The comedian takes aim at Ofcom and CDN’s Diamond.

Lenny Henry

Lenny Henry has slammed diversity monitoring scheme Diamond and Ofcom for not going far enough in their attempts to increase BAME representation (writes Broadcast).

Speaking at Sheffield Doc/Fest on Sunday (11 June), the actor-comedian took a swipe at the TV industry’s lack of progress around diversity.

He said that as part of Creative Diversity Network’s Diamond scheme, broadcasters should be forced to publish data on a programme-by-programme basis rather than an anonymised snapshot.

Henry’s comments echoed the criticism levelled at the scheme, which is due to publish its first year results in August, by Bectu and the Writers’ Guild of Great Britain (WGGB).

“It is like they are deliberately not implementing it because people don’t want to do it. It’s such a simple thing to do,” said Henry. “We’ll never know [the diversity of the crew] making these shows.”

Henry, who was interviewed by June Sarpong, also took aim at regulator Ofcom over its role overseeing the BBC.

While the BBC will be required to improve the level of its on-screen diversity and Ofcom has suggested that it publishes an annual dedicated report, it will not regulate the diversity of its workforce.

“If the pickers and deciders are always of the dominant culture it’s going to be very difficult to affect change,” he added.

Last November, Ofcom launched its Diversity in Broadcasting initiative, which tracks diversity data across broadcasters. Chief executive Sharon White said that the monitoring programme would “hold broadcasters to account”.

Take it to the streets

Elsewhere, in the hour-long discussion, Henry discussed his beginnings as a stand-up comedian on 1970s talent show New Faces to his acting roles in Shakespearean productions, and work in documentary, including in Sky Arts’ 2015 three-parter Lenny Henry’s Got The Blues.

In April, his Endemol Shine-backed indie Douglas Road picked up the rights to Kit de Waal’s debut novel My Name is Leon.

Henry urged aspiring creators to “take it to the streets” and to take control of their work.

“Don’t wait to be told to do something. Learn the craft, but go out and shoot as soon as you can,” he said. “Don’t be scared to steal, and show and share your work.  Form a gang – stickiness is good.”

Comic Relief

Henry, who co-founded Red Nose Day charity Comic Relief with Richard Curtis in 1985, said the organisation is taking a “positive step forward” to include documentaries from “indigenous groups” in the countries supported by the charity. 

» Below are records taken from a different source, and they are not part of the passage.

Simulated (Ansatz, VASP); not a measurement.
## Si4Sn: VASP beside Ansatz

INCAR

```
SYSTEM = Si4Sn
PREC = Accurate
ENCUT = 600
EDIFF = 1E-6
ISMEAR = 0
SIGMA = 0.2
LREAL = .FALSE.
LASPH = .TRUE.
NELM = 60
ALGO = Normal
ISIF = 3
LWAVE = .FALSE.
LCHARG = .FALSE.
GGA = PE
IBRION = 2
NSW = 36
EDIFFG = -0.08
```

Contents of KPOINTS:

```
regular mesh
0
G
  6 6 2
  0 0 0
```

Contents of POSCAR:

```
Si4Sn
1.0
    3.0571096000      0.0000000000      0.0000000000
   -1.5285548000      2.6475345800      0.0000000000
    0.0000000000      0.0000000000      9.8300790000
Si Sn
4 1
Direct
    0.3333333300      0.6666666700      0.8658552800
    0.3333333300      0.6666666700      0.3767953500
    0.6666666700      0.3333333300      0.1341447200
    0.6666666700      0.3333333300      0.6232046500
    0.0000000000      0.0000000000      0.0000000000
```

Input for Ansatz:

“The days are changing where it’s not just going to be a white person at the front saying, ‘Isn’t it terrible? Look at the starving African people,’” he said, adding that new Comic Relief chief executive and former Betty founder Liz Warner was supporting the new direction.

“We’re moving beyond that now to a stage where indigenous crew are being part of the storytelling narrative. They’re telling their own stories.”